So I rambled down towards the stream, where I found a pile of shoes discarded along the banks. I could hear children’s voices and laughter from around the bend. Remembering the Lord’s encouragement to explore like a child, I shed my own sandals and waded into the stream. I followed it until I found the cluster of Boiler Room children, feet submerged in the water as they scooped up tiny frogs. There were hundreds of these frogs along the stream. They hopped into the leaves and jumped into the stream every time we took a step, the patter of dozens of tiny bodies launching and landing sounding like raindrops. I marveled with the children at the frogs’ tiny webbed feet, the mottled brown and green of their backs, and the kicking motion they made as they swam away through the water.

It was while we waded through the stream, collecting frogs, that we saw them: mushrooms. Not just any mushrooms, though. Morel mushrooms. We spotted just a few at first, their spongy tops jutting out from the bank of the stream by an old dead tree.

I pointed them out to the children and one exclaimed, “Those are the ones my dad likes!”
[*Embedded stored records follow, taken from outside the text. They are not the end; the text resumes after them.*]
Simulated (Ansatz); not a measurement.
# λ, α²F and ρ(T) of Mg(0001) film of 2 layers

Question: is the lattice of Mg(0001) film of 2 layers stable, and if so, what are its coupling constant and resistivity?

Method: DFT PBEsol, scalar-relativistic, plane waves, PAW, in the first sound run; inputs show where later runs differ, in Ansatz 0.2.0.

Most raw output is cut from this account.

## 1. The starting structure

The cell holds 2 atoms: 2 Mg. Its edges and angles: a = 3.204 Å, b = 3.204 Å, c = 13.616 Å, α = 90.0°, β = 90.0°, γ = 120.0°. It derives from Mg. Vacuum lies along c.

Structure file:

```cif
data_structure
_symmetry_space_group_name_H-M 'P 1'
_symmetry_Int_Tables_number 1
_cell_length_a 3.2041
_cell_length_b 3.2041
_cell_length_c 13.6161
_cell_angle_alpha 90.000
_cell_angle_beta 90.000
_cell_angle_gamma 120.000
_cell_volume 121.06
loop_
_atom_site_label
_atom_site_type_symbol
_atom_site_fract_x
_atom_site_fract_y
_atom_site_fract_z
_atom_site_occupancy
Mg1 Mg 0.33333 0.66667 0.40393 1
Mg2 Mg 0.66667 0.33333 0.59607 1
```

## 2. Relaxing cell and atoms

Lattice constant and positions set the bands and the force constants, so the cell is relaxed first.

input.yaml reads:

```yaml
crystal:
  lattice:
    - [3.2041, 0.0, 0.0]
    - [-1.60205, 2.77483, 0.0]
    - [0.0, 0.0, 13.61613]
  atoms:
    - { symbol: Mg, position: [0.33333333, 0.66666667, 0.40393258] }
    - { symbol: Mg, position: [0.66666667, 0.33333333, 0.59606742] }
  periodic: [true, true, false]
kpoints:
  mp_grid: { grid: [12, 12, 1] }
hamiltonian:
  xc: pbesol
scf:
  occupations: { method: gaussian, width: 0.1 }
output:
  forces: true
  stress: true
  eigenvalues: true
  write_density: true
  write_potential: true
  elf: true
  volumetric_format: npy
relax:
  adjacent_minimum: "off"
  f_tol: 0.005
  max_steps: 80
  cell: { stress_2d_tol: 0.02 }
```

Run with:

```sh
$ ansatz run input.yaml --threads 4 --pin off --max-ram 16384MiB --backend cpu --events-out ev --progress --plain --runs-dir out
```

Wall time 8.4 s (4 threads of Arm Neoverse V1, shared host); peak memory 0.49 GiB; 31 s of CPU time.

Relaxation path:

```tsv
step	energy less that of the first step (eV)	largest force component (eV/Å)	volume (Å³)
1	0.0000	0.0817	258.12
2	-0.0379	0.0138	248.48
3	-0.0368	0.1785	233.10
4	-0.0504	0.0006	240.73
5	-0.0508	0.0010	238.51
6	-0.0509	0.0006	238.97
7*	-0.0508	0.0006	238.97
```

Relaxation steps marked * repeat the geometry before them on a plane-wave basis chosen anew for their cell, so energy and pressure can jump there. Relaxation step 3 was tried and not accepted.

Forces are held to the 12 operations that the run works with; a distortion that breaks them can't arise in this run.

When we went closer, scrambling up the muddy bank to reach them, I saw that there were more than just a few. I could see dozens of them scattered around the tree, peeping out from under leaves and barely hidden behind logs.

We picked a few to bring back with us, carrying them like fragile trophies as we waded back down the stream. As we splashed back through the water, the Lord began to speak to me about how this is the way we treasure hunt with Him, when we become like children. We cast aside our shoes and our grown-up agendas to simply explore, delighting in even the simple things: the slippery brush of moss under our feet, the flutter of frogs’ feet on our hands, a crayfish scuttling through the water. In the midst of this, we find treasure.

Later that afternoon, I returned with a friend to collect more of the mushrooms. We filled a produce box and had still only gathered about half of them. The following day, a group of us returned again and collected the rest, filling more bags and boxes to carry back home. I felt like this treasure, though a personal gift from the Lord, was meant to be shared, so I set aside a few for Derek and I and invited people to come take what they wanted of the rest.

When we came home Sunday afternoon, I cleaned my mushrooms and soaked them in salt water for a few hours, then sautéed them in butter with asparagus and tortellini. They were incredible, so tender and full of flavor. Delicious.

Another Anniversary

This weekend we celebrate the Kansas City Boiler Room’s five-year anniversary (as well as the eleven-year anniversary of the first 24-7 prayer room launching in Chichester, England). We threw a birthday party to celebrate, complete with worship, stories about the beginning of the 24-7 prayer movement and the Boiler Room, slideshows of (sometimes ridiculous) pictures from the past five years, a piñata for the kids, and a fair amount of good food.

I had heard some of the stories before, but some chapters of the Boiler Room’s history were new to me. As I sat and listened to these stories about a small group of passionate twenty-somethings trying to love Jesus and each other, I was so aware of how new we are here to this community, of how we’ve stepped into a place already pulsing with a history of vibrant relationships and crazy God encounters.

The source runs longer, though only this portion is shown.